We have a linux hadoop cluster but for a variety of reasons have some windows clients connecting and pushing data to the linux cluster. In hadoop1 we had been able to run hadoop via cygwin However in hadoop2 as stated on the website cygwin is not required or not supported.
Questions
Apart from the property below for job submissions is there anything else that needs to considered for windows/client interacting with a linux cluster
conf.set("mapreduce.app-submission.cross-platform", "true");
Extracting the hadoop-2.6.0-cdh5.5.2 and running it from cygwin with the right configurations under $HADOOP_HOME/etc yields some classpath or classpath formation issues class not found issues ? For instance the following run
hdfs dfs -ls
Error: Could not find or load main class org.apache.hadoop.fs.FsShell
Then looking at the classpath looks like they contain cygwin paths . attempt to convert them to windows paths so that the jar can be looked up
in $HADOOP_HOME/etc/hdfs.sh locate the dfs command and change to
elif [ "$COMMAND" = "dfs" ] ; then
if $cygwin; then
CLASSPATH=`cygpath -p -w "$CLASSPATH"`
fi
CLASS=org.apache.hadoop.fs.FsShell
This results in the following:
16/04/07 16:01:05 ERROR util.Shell: Failed to locate the winutils binary in the hadoop binary path
java.io.IOException: Could not locate executable null\bin\winutils.exe in the Hadoop binaries.
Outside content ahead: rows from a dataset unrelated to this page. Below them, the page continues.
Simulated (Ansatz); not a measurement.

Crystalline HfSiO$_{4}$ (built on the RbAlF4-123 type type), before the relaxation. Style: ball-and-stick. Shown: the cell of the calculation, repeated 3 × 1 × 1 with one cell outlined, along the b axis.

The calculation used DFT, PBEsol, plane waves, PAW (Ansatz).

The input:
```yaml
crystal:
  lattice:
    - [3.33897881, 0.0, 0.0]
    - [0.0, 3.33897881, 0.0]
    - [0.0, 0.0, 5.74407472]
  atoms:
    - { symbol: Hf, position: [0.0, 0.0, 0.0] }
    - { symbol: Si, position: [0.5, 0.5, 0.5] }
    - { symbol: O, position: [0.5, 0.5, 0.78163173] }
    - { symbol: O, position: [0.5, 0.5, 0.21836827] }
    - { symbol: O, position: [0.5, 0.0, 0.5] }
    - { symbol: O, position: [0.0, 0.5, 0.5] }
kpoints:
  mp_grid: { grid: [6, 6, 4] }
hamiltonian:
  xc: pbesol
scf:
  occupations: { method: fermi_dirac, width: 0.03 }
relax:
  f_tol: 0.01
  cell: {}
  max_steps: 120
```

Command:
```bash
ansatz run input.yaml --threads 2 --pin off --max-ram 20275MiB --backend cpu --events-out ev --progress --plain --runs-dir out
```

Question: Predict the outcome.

at org.apache.hadoop.util.Shell.getQualifiedBinPath(Shell.java:378)
at org.apache.hadoop.util.Shell.getWinUtilsPath(Shell.java:393)
at org.apache.hadoop.util.Shell.<clinit>(Shell.java:386)
at org.apache.hadoop.util.GenericOptionsParser.preProcessForWindows(GenericOptionsParser.java:438)
at org.apache.hadoop.util.GenericOptionsParser.parseGeneralOptions(GenericOptionsParser.java:484)
at org.apache.hadoop.util.GenericOptionsParser.<init>(GenericOptionsParser.java:170)
at org.apache.hadoop.util.GenericOptionsParser.<init>(GenericOptionsParser.java:153)
at org.apache.hadoop.util.ToolRunner.run(ToolRunner.java:64)
at org.apache.hadoop.util.ToolRunner.run(ToolRunner.java:84)
at org.apache.hadoop.fs.FsShell.main(FsShell.java:362)
16/04/07 16:01:13 WARN util.NativeCodeLoader: Unable to load native-hadoop library for your platform... using builtin-java classes where applicable
Warning: fs.defaultFs is not set when running "ls" command.
Found 15 items
-ls: Fatal internal error
java.lang.NullPointerException
at java.lang.ProcessBuilder.start(ProcessBuilder.java:1010)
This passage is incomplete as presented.